Nonetheless, despite starting the match as firm favourite, Murray will be wary of underestimating his opponent, having suffered a shock straight-sets first-round defeat to Jordan Thompson, the world No 90, at last month's Aegon Championships at Queen's.

That defeat stunned Murray's fans but the Scot says he's feeling in a positive frame of mind as he goes in search of his third Wimbledon title. "The last few days have been very good," Murray said. "Practice each day has got a little bit better. It's been slightly stop-start preparations but each day I've felt better...I'm going out there trying to win Wimbledon again."

Asked about the hip, he said: "It's been sore for a little while now and with each day that I was practising it was feeling a little bit worse. It was hampering my movement and therefore I wasn't getting things out of my practice session.

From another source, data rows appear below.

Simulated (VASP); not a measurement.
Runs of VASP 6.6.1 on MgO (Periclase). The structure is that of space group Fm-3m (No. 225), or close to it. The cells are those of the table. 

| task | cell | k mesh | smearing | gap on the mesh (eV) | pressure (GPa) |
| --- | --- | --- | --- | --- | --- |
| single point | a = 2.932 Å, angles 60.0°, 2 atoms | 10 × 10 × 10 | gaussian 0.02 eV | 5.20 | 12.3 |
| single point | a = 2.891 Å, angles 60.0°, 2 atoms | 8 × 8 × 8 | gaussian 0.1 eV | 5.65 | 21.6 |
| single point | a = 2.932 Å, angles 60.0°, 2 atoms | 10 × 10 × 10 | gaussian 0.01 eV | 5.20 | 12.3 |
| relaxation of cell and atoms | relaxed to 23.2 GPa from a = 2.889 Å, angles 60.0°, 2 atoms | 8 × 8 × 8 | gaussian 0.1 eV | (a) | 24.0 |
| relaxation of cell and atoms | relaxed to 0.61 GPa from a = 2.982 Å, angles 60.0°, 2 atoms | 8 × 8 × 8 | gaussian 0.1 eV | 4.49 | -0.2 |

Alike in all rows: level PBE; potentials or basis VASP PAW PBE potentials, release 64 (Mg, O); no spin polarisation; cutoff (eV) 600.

"Obviously I would have liked to have trained the whole week and got a couple of exhibition matches but the positive from it is that I'm fresh.

"It's just a little bit stressful. Right before the biggest tournament of the year for me as a Brit, you want to be out there practising, and I haven't been in that position before really."

That's not the case for Murray's biggest rival at this year's championships, No 2 seed Novak Djokovic, who is after his fourth title. The Serb warmed up for Wimbledon by beating Gael Monfils 6-3 6-4 to win the Aegon International at Eastbourne on Saturday, his first title since January. "This is the best possible preparation for Wimbledon so hopefully I can go on from here," said Djokovic, who was playing the week before Wimbledon for the first time since 2010. He faces Slovakia's Martin Klizan in the first round while No 3 seed Roger Federer will be up against Alexandr Dolgopolov.

The 35-year-old Swiss is the bookmakers' favourite to win Wimbledon, even though the last of his seven titles was in 2012, but Federer brushed off that prediction. "I think it's very even when we put it all out on the line," he said. "Everybody has their own little story right now. For me, everything that happened sort of before – Queen's for Andy, whatever – doesn't matter so much... Andy's one of the best players in the first week at Wimbledon, so I don't worry too much for him there. He can play himself into shape hopefully for week two."